Time spent on social media has officially tipped from the desktop to mobile. This has huge implications for social advertising. Native advertising, in which posts are integrated into the social media stream, is already performing well on desktop.
But on mobile, the stream is the experience, and native advertising is the only type of ad served.
For a recent report, BI Intelligence spoke to leaders in the native advertising space, including major ad buyers, investors in up-and-coming social media networks like Pinterest, and social media analytics experts to understand the forces driving the stampede into native-social advertising. We examine the top formats, dig into Facebook’s suite of native ad products, and look at how effective native-social ads can be.
“In the future, all advertising on social media will be native in-stream ads,” says Jan Rezab, CEO of Socialbakers, a social media analytics company that works with Fortune 100 brands. “The right rail and banners will disappear altogether.”
Here’s why experts are so bullish:
- At BIA/Kelsey, which forecast that $US11 billion would be spent on social ads in 2017 and 40% would go to native ads, Jed Williams, author of the forecast, said: “if I was to re-forecast the native ad market today, would we project it growing larger at a faster rate? Certainly.”
- In-stream native ads look, feel, and function seamlessly across mobile and PC, which is precisely what brands want, as they seek to build cross-device campaigns.

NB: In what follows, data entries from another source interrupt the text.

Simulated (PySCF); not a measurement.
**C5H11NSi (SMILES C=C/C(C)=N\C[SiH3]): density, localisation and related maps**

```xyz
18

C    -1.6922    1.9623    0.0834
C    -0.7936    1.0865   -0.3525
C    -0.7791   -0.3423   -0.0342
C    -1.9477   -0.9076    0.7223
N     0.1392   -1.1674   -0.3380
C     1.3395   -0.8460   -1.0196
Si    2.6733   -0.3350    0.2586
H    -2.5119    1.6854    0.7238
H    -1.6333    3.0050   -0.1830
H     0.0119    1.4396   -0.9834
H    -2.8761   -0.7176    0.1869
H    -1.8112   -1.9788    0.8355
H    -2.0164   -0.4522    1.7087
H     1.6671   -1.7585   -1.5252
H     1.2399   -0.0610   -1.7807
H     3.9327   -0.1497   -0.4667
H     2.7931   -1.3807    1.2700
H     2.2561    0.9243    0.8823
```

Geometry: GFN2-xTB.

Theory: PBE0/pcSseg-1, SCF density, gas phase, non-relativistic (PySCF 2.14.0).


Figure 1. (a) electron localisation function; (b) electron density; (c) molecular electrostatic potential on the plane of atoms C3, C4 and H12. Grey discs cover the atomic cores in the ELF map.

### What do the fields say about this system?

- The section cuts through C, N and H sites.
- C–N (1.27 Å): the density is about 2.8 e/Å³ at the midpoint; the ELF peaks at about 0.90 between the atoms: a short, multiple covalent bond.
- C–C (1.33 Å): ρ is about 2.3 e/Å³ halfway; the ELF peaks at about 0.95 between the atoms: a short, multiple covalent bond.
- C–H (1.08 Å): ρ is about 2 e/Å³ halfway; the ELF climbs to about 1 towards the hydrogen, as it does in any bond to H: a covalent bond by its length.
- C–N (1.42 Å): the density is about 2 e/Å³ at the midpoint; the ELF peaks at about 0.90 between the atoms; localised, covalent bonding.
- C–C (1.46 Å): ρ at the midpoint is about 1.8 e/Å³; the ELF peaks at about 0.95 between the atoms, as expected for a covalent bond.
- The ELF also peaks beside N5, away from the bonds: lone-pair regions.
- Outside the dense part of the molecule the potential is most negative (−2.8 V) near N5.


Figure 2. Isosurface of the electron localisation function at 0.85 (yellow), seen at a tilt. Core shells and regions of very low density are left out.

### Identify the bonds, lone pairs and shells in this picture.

- On mobile’s smaller screens, the stream is the experience. Mobile ad spend was up 83% last year, to $US8.9 billion globally.
- Twitter started the native-social ad trend with Promoted Tweets in early 2010. The social network is now among the most influential voices in arguing that TV and digital ad spend can work hand-in-hand. Twitter now offers a suite of three different in-stream native ad products.
- Now, LinkedIn is making major investments in its native strategy and Pinterest is piloting native ads on its platform.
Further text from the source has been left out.